Obama Gun Control Plan: High Capacity Magazine is Public Enemy Number One

Impact

Let me introduce you to public enemy number one: the high capacity magazine. What is a high capacity magazine exactly? It is any magazine for a semi-automatic weapon that can hold more than 10 bullets. At least that is the current standard as proposed by President Obama. In New York the standard is even higher, and is set at any magazine that can hold more than seven bullets.

This includes, as pictured above, a common Glock 23 with 13 round magazines. This is the same weapon commonly issued to FBI Special Agents in the field due to its ease of concealment and high stopping power. This is now what will be vilified during the next several months as the gun control debate works its way through Congress.

You thought assault weapons and the AR-15 was public enemy number one? Well you are partially right. Assault weapons are to be vilified and banned according to some, including President Obama, but the likelihood of such an action is already seen as dead on arrival in the Congress. Senate Majority Leader Harry Reid has said as recently as last week that the assault weapons ban is probably doomed because there is no real chance of it passing in the House. Many agree that an assault weapons ban passing again will be a tough sell.

So that brings us back to public enemy number one, the high capacity magazine. The gun control proposals Obama is pushing includes three main ideas: universal background checks on all gun purchases, an assault weapons ban, and a ban on high capacity magazines. Of those three ideas, the one with the most support is universal background checks for all gun purchases. This would ban the private sale of firearms and require all gun sales be done by a licensed broker. It would close the so called "gun show loophole," which would be a big victory for gun control advocates. I believe this has a very good chance of passing.

As I have already said, the assault weapons ban will likely not pass. That leaves us with the last big idea, banning high capacity magazines. While the NRA is planning to fight any and all gun control proposals presented, including universal background checks, I believe they will lose on something. The question is, will they also lose on high capacity magazines?

Knowing that the assault weapons ban is unlikely, why push such a ban? It's a bargaining chip of course. In any good negotiation you have to be willing to give up something in order to get what you want. That is what I believe the call for a ban on assault weapons is. It is a bargaining chip that Democrats can give up in order to get the other gun control measures they want put in place.

So what this will boil down to is how well the other side negotiates. Given the fiscal cliff debate, you would think Republicans would be on the losing end of any debate moving forward, but gun control advocates have to deal not only with Republicans, but with Democrats in rural and southern areas. This means that while universal background checks may pass, additional restrictions on guns, including the high capacity magazine, have a tall mountain to climb.

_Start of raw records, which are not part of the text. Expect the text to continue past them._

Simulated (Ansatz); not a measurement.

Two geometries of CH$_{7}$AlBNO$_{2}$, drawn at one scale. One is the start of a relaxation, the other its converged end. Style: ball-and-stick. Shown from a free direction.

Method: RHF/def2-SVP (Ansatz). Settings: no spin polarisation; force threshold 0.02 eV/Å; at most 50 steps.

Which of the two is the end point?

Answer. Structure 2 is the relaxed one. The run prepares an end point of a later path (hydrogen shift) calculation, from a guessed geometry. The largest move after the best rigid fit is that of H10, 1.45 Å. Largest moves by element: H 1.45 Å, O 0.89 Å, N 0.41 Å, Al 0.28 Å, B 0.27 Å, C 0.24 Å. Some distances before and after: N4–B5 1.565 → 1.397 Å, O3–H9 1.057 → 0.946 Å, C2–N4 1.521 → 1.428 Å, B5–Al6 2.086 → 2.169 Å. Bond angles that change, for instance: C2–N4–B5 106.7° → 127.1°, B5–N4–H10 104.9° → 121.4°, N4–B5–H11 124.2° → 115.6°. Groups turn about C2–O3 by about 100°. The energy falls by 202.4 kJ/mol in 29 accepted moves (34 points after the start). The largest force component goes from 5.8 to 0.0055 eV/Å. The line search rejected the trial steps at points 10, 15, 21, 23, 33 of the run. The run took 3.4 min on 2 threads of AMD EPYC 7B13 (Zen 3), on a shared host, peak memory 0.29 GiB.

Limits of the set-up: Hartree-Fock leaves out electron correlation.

This debate is going to come down to a public relations campaign. If Obama and other gun control advocates can make the high capacity magazine out to be public enemy number one, and vilify them in such a way that the vast majority of the public demands they be banned, then they might stand a chance at getting the high capacity magazine ban through the Congress. If they cannot do this and cannot make high capacity magazines public enemy number one, then a ban on them is unlikely because it will be seen as an additional prohibition.